Eyrix — Blog
Aircraft utilisation for regional & ACMI operators: 5 gaps that quietly erode it
Utilisation is the main lever for a small operator, but in practice it's usually measured after the fact — too late to steer. These are the five gaps that come up most often.
1. The wrong tail on the wrong leg
Assigning a larger or longer-range aircraft to a leg a smaller tail could have flown keeps the more expensive asset tied up while a cheaper one sits idle. It happens most when a planner under time pressure grabs the first available tail instead of the best-fitting one.
2. Positioning and deadhead legs that aren't weighed
An aircraft or crew that has to reposition empty between duties yields fewer productive block hours than a rotation that closes cleanly in one region — even though both look "full" on the roster. Unweighed deadhead is utilisation leaking in plain sight.
3. Qualification that constrains the roster unnecessarily
When type-ratings and recency live only in someone's head, a tail sometimes gets rostered light because the planner isn't sure which crew may legally step in — while a qualified crew member was in fact available. The constraint is real; the uncertainty is the waste.
4. Maintenance and AOG that aren't visible in the roster
An aircraft in a check window or AOG that isn't blocked as such in the roster leads to double assignments discovered at the last moment — and last-minute recovery is expensive.

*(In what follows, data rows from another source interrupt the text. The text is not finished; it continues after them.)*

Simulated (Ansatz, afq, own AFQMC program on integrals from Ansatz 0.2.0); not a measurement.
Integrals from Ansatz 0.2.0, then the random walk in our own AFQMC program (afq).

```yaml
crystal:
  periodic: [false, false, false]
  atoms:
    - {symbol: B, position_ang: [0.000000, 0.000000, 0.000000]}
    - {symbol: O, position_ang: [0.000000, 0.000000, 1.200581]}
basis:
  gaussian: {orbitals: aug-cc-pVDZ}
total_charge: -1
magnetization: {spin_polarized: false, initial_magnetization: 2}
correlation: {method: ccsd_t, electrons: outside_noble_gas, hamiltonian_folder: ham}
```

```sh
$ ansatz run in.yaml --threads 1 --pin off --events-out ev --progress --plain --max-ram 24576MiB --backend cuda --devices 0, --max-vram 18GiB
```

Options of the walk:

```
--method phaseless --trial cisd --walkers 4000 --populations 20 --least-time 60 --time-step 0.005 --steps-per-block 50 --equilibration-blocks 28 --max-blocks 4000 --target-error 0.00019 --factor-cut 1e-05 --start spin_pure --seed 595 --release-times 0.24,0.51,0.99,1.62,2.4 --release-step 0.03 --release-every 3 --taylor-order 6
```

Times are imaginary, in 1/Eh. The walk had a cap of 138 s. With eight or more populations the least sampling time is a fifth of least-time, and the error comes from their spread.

5. No view of patterns over time
Without a dashboard showing utilisation per tail and duty hours per crew per week, it stays unclear whether a low figure is an incident or a recurring pattern — and therefore whether it's worth steering on fleet size, base placement or pricing.
The common thread
All five gaps share one thing: they're invisible at the moment the roster is built, and visible once it's already too late. That's exactly the gap a scheduling engine closes — not by recording the roster, but by checking at every assignment, up front, whether it's actually feasible and optimal.